Today I’ve got the whole idea of milestones on my mind.
I’m writing this post, back at my computer, after a morning that will stay with me for a long time. Today I took my daughter for her road test—to get her driver’s license. Gulp.
She passed. She’s over the moon. She can’t keep her mouth from forming into a grin. Her afternoon at school will be fun I’m sure as she tells her friends the news. (Yaay Danielle!!)
And then there’s me. So excited for her. So proud of her accomplishment. So proud of the responsible, capable young lady she’s become. And yet here I am wondering where my little girl is. I know deep down she’s still here. She’s just hit a major life milestone that’s all. And that’s a huge deal for her. And for me. 🙂
So as I ponder her latest milestone (with my heart firmly lodged in my throat), I’m thinking about writing milestones too. What are they? Are they a big deal?
The second question is so much easier to answer. If writing is important to you, if it’s a piece of you, then YES, hitting a writing milestone is very big deal. But why?
Milestones are like check points. They can tell you if you’re on the right track. Like my daughter. In her quest to become an independent adult, obtaining a driver’s license is one hurdle that she must be able to leap over (without tipping the hurdle over). It brings her one step closer to reaching her goal. It’s a milestone that we can celebrate. Hurray!
The same goes for writing milestones. It’s important for us to celebrate our successes (however small) along the way. But what are writing milestones? I guess only you can answer that question because it depends on what your ultimate writing goal is.
If your writing goal is to complete a novel- kind of like a bucket list item, then once you write that last sentence, add The End, and close the page, you’ve reached your writing goal. Maybe for you then the completion of each chapter would be your writing milestones. It would be important for you to celebrate finishing each chapter because each one is a huge milestone. Many people dream of writing a novel. Many people even start one. Not many people though can actually write chapter after chapter until the story is complete. As most of you know, that is a very big deal!
But what if your writing goal is to see your novel published, sitting on the shelves of a major bookstore (or better yet- the small independent ones), and eventually in the hands of an eager young reader? Well, I can’t speak for everyone, but I can speak for myself. That IS my writing goal and for me there are so many milestones to hit along the way. Here a just a few of mine:
The first time someone said they loved my story. After I completed my first novel, I sent it to a friend to read. She called to say it was amazing and that she had tears in her eyes as she read the ending. The next day another friend’s 10 year-old daughter, Juliana, left me a voice mail saying that she hated reading but she loved my book. She told me it was the best book she had ever read. I saved her message on that answering machine for three years!

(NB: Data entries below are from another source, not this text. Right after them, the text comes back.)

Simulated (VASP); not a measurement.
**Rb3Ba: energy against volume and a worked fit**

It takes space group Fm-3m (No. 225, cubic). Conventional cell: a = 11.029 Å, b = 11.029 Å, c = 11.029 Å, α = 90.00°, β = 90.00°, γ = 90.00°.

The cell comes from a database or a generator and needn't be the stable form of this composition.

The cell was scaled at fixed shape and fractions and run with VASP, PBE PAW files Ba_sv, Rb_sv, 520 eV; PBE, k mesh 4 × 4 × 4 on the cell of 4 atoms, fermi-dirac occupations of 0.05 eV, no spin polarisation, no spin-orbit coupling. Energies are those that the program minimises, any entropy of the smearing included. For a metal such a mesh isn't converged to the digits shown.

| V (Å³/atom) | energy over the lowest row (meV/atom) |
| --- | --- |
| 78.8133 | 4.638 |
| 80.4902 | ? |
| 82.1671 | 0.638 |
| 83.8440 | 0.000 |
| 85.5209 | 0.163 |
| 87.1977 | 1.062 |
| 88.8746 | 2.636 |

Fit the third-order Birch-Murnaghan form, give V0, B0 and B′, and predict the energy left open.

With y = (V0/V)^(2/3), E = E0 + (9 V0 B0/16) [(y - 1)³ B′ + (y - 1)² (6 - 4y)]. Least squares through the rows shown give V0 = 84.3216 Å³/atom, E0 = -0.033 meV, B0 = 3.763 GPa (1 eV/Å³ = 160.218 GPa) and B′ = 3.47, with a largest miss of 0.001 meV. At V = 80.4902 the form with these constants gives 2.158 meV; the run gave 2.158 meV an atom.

The first time another writer said my work was good. My writing journey has been different from many other writers I know. I didn’t write in high school or college, or dream of becoming an author when I was young. I simply had a story idea that I couldn’t get out of my head. I had written an entire novel (the one Juliana read) plus one full chapter of the second before I hit this milestone. After my first novel was rejected 12 times, I began work on another. (The first was not worth revising). I found a critique group and they read my first chapter. After getting all those rejections, hearing I had potential from my new writing friends was life changing for me, and definitely cause for celebration!
My first full manuscript request from a literary agent. This came from my dream agent for my second novel. This request literally brought me to tears. I felt it was some sort of validation- that even if she didn’t ultimately take me on as a client (she didn’t), at least I didn’t stink. My writing couldn’t be that bad if she read the first ten pages and was interested in reading more. I celebrated this milestone with everyone in my family for longer than I care to admit!
My first revise and resubmit request. This came from another dream agent for my third novel. She sent me an email the equivalent of four written pages of things she loved about the book and suggestions on how to make it better. I worked on her suggestions (which were awesome by the way) and resubmitted it. She ultimately passed because she had too many spec fiction books on her list at that point, but boy did I celebrate the fact that an amazing agent loved my work enough to help me make it better!
I hope I’ll have more milestones to share with you in the months to come. But as I sit here and think about the ones I’ve already hit (even the small ones like writing my first query letter), I can’t help but celebrate each small victory. They’ll add up to bigger ones eventually, but until then I’ll toast to whatever I can. And I hope you will too. Writing is hard. It takes patience and perseverance. But it helps to have check points. It helps to applaud yourself along the way. So cheers to you… and all the writing milestones you’ve hit already. I’d love to hear about them in the comment box so please tell us about a milestone you’ve hit. I bet we all can relate to it!